DOUCET, Judge.
Plaintiffs, Mrs. Marie Voorhies Levy and Mrs. Florence Billeaud Voorhies, minority shareholders of Comeaux Planting Co., Inc., filed a petition for writ of injunction against Manning F. Billeaud, defendant-liquidator of the corporation, seeking to enjoin him from transferring the corporate assets to a partnership in commendam pursuant to the plan of liquidation adopted by the majority of shareholders. After trial on the merits, the district judge held that the ninety-day peremptive period of LSA-R.S. 12:121, and R.S. 12:131 relative to dissenting shareholders’ rights, precluded plaintiffs’ actions. Plaintiffs appeal. For reasons hereinafter assigned, we affirm.

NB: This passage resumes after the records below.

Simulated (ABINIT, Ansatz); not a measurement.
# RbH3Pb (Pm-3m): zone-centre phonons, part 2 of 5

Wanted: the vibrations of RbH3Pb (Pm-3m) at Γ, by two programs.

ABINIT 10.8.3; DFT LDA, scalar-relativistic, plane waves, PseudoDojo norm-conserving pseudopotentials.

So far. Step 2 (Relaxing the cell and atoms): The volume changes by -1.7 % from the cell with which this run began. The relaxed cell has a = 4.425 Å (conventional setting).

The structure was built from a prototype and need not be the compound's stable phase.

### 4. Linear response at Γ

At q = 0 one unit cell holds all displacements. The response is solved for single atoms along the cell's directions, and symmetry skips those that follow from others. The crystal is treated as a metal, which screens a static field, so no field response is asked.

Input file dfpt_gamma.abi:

This suit arises out of the activities of several corporate entities: Comeaux Planting Co., Inc.; Bayou Tortue Livestock, Inc. & Land Development-1980 (d/b/a Comeaux Realty), hereinafter referred to as “Co-meaux”; and Broussard Plantation, Inc., and Bayou Tortue Livestock, Inc. Land Development-1979 (d/b/a Broussard Realty), hereinafter referred to as “Broussard”. Historically, Comeaux and Broussard were two of five privately-held family corporations engaged in the sugar cane growing and grinding business. Between 1976 and 1979 the companies suffered substantial financial losses due to the depressed price of sugar. In April of 1979, a stockholders’ meeting was held which resulted in a change of directorship and a mandate to evaluate the problems plaguing the corporations and solutions thereto. After evaluation, it was concluded that Comeaux and Broussard should terminate their sugar cane producing operations and, instead, develop their real estate holdings. The Board was advised by tax attorneys and certified public accountants that the best way to achieve this goal would be to transfer the real estate holdings to a partnership in com-mendam, then liquidate the corporations. On November 17,1979 a special meeting of the stockholders was called, pursuant to notice, to vote on the aforementioned proposal. At the meeting the shareholders voted by a 95% affirmative vote to approve the Plan of Liquidation whereby Comeaux and Broussard would transfer their assets to the partnership in commendam, then liquidate the corporation and distribute interests in the partnership to the shareholders. Subsequently, problems arose with the liquidation insofar as Broussard was concerned, therefore, pursuant to authority granted in the Plan of Liquidation the Board of Directors terminated the liquidation of said corporation. The liquidation of Comeaux was unaffected by the action. A special meeting of Comeaux shareholders was held on January 26, 1980, whereat the Plan of Liquidation, adopted prior thereto, was ratified. An Act of Exchange between Comeaux and Comeaux Realty was thereafter confected, dated January 30, 1980, whereby Comeaux transferred all its assets to Comeaux Realty.
Plaintiffs filed a Petition for a Writ of Mandamus seeking, inter alia, to enjoin Manning F. Billeaud, liquidator of defendant corporations, from implementing the Plan of Liquidation and have the assets distributed otherwise. Defendants filed an Exception of Unauthorized Use of Summary Procedure. The exception was sustained and suit dismissed June 16, 1980 by decree reserving “to the plaintiffs their right to bring such other actions as are provided by law in and under the appropriate proceedings therefor.” This court affirmed that ruling.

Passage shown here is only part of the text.